Conducted by the Stanford Graduate School of Education led by professor Sam Wineburg, a team of researchers surveyed 7,804 students from middle school to college in 12 states, CBS San Francisco reports.

Wineburg found that 82% of middle school students could not identify which articles were native ad sponsored content from the legitimate stories. In addition, close to 40% of high school students didn’t bother questioning an unsourced photo of deformed daisies that had a headline on Japan’s Fukushima nuclear plant. Researchers said the photo was in no way connected to Fukushima.

In a press release, Wineburg said,

Many people assume that because young people are fluent in social media they are equally perceptive about what they find there. Our work shows the opposite to be true.

The researchers began working on the project in January 2015, well before the controversy on dubious social media stories erupted following Donald Trump’s upending win.

The study originally focused on news literacy, including the ability of students to judge Facebook and Twitter feeds, comments on news site forums, blog posts, photos and other forms of digital media that touch on public opinion.

The researchers did test how well students grasped political matters before Election Day. Participating students were asked to evaluate two Facebook posts announcing Trump’s presidential candidacy.

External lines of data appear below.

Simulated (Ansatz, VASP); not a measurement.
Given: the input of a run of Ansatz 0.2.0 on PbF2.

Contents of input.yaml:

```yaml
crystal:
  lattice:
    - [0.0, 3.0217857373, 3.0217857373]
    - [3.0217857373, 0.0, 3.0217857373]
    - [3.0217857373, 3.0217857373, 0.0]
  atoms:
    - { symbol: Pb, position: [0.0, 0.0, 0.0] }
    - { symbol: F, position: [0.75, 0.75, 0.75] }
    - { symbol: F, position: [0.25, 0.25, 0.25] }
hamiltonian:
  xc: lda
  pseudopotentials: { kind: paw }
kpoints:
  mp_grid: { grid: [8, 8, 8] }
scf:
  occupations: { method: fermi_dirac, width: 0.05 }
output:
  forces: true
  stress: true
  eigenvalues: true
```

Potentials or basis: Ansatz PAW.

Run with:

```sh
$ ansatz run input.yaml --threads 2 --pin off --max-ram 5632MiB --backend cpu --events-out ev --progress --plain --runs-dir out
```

In the experiment, one of the posts was said to be from a verified Fox News account while the other was from an account that appeared to be Fox News. Only a fourth of the participants recognized the importance of the blue-checked or verified account. Over 30% of the students said that the fake account was more trustworthy because it contained some visual elements.

On studying Google searches, the researchers found that results were often “more challenging with politically charged topics” for students.

Wineburg said that the next step would be for the research team to come up with lesson plans and videos to help teachers better educate students on the importance of gathering legitimate information on digital platforms.

He said, “As recent headlines demonstrate, this work is more important now than ever.”